Jun 9, 2010 11:18 AMPublication: The Southampton Press

Hampton Bays memorial honors teen DWI victim

Jun 9, 2010 11:18 AM

HAMPTON BAYS—Joseph Marino should have been finishing his junior year at Hampton Bays High School later this month. But this summer, his family will mark a different milestone: the first anniversary of his death at the hands of a drunk driver on August 12, 2009.

At a ceremony last Friday, students and staff dedicated a small patch of earth on the east side of the high school to the 15-year-old, who died a day after he was struck by a drunk driver while riding his bicycle on Ponquogue Avenue last year.

The garden, which sits along Wakeman Road, is adorned with a memorial plaque, a weeping cherry sapling and two benches where students can sit and remember their friend. But its most striking feature is a large sign that reads: “Please Don’t Drink and Drive.”

If the sign helps save a single life, it would bring a glint of purpose to the otherwise senseless tragedy, Joseph’s father, Phil Marino, said.

“I’m so happy the sign is here, but I wish there wasn’t a plaque for my son,” he said.

Mr. Marino and his wife, Dorothy, will be in court next Thursday, June 17, to witness the sentencing of Caroline Goss, the Mattituck woman who faces six months in jail after pleading guilty in April to vehicular manslaughter. The Marinos, along with their older son Anthony, 19, appeared at the afternoon dedication ceremony wearing red T-shirts that read “Justice for Joe.”

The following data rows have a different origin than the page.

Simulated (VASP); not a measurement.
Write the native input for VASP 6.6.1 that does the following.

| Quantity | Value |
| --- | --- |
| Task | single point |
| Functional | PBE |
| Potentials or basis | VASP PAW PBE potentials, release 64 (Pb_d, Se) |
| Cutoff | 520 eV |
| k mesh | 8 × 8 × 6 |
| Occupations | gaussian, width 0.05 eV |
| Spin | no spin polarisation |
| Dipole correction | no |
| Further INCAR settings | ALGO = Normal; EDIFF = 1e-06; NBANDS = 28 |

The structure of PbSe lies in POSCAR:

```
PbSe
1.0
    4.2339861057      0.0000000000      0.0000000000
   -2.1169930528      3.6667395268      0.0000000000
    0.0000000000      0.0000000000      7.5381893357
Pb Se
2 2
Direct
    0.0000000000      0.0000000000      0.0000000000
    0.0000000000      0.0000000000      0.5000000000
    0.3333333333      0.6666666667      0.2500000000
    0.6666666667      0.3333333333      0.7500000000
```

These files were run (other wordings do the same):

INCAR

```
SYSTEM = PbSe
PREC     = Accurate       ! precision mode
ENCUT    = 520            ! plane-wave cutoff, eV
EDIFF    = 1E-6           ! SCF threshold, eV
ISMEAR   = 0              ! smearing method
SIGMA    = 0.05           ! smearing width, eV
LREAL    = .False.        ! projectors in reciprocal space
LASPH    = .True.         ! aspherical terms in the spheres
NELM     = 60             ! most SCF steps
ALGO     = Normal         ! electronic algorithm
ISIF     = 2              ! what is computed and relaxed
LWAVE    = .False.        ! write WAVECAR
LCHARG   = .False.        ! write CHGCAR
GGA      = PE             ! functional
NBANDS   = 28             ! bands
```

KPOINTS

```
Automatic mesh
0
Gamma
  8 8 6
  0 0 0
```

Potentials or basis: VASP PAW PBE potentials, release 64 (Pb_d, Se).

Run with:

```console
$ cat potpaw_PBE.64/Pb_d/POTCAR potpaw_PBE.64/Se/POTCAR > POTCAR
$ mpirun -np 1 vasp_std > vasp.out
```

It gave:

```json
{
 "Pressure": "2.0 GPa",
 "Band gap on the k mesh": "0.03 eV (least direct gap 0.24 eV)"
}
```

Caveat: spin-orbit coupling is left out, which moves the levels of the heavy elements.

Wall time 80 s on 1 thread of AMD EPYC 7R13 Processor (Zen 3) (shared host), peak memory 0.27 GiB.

“All we ask is that you remember this, and remember this for the rest of your lives, so that nobody else has to be a victim,” Ms. Marino said to the dozens of students, staff and educators who gathered. She also thanked community members for their support over the past year.

Building Joseph’s memorial was a community undertaking, according to physical education teacher Tim Tenaglia, the longtime advisor of the Hampton Bays High School Students Against Destructive Decisions (SADD) program, which organized the project. The Hampton Bays branch of Allstate Insurance Company donated money, Hampton Graphics donated the sign, and Peconic Bay Fence provided the materials and labor at no cost.

The benches were donated by the Hampton Bays High School National Honor Society chapter and the plaque was donated by High School Principal Chris Richardt, Mr. Tenaglia said. He estimated that the project cost about $3,000 altogether.

“It’s really good for the community,” 16-year-old Matthew Burghardt, a close friend of Joseph, said of the garden. “I’ll definitely be here to pay my respects.”

While the sign will certainly stand as a stark warning, students at last week’s ceremony were more concerned with the boy it memorializes.

“I think it’s awesome,” said Jessica Thayer, 16, another close friend who attended the dedication ceremony. “Joe was the man. He was liked by everyone. He was perfect.”